The sheer amount of plastic waste is staggering. According to the United Nations Joint Group of Experts on the Scientific Aspects of Marine Pollution (GESAMP), land-based sources account for up to 80 percent of the world’s marine pollution – 60 to 95 percent of the waste being plastics debris.
Faced with these alarming statistics, environmentally conscious artist, Aurora Robson, knew she had to do something, and do something quick. A founding artist of Project Vortex, an international collective of artists, designers, and architects who work extensively with plastic debris, Robson now commits herself fully to raising awareness about the problem of plastic waste.
Her approach is focused on shifting paradigms in art and science education while also helping restrict the flow of plastic debris to our oceans. One of her tactics is repurposing plastic waste into original sculptures and installations. She has also been developing a college course called “Sculpture + Intercepting the Waste Stream” designed to foster creative stewardship initiatives through academia.

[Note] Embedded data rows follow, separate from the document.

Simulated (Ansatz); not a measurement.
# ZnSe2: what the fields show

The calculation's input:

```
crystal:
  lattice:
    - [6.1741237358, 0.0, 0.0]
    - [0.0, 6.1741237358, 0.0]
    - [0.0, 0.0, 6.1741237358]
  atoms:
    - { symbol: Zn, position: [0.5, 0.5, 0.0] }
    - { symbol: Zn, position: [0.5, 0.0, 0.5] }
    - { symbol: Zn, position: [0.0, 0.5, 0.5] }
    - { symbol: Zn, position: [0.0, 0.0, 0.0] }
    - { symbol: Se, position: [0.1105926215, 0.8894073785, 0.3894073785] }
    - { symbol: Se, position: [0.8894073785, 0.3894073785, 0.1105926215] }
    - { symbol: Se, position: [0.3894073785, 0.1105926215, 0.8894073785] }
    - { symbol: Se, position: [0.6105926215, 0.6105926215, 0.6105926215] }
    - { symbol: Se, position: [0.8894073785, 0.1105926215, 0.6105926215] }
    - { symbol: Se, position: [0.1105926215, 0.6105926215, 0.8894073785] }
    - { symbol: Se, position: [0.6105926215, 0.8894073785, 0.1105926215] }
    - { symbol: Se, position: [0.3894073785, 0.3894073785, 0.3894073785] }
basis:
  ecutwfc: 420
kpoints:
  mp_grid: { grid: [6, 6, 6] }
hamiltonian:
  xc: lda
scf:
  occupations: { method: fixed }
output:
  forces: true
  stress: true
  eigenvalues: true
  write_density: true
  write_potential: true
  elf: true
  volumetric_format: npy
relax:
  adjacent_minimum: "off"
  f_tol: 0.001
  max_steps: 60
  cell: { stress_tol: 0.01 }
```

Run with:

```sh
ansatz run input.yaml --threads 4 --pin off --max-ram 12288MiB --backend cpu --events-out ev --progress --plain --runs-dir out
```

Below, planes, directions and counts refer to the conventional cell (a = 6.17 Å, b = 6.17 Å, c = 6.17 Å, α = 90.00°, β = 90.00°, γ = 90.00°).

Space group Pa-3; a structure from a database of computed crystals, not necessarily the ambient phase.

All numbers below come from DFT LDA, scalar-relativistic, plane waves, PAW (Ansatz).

“My goal is to employ art as a device for shifting values,” she explained in an interview with Artnet. “As opposed to merely communicating, I am attempting to literally reprogram myself and my audience in terms of our relationship to matter, ourselves, and each other.”
“I want my work to be an accurate reflection of reality, but waste is messy,” she says. “I aim for precision in the work. In order to achieve that precision, my studio must be carefully prepared. I listen to news and information on various programs for a portion of the day so that I can stay informed. Then for the remainder of the day, I typically play energetic or meditative, innovative music to aid in processing information and maintaining creative momentum.”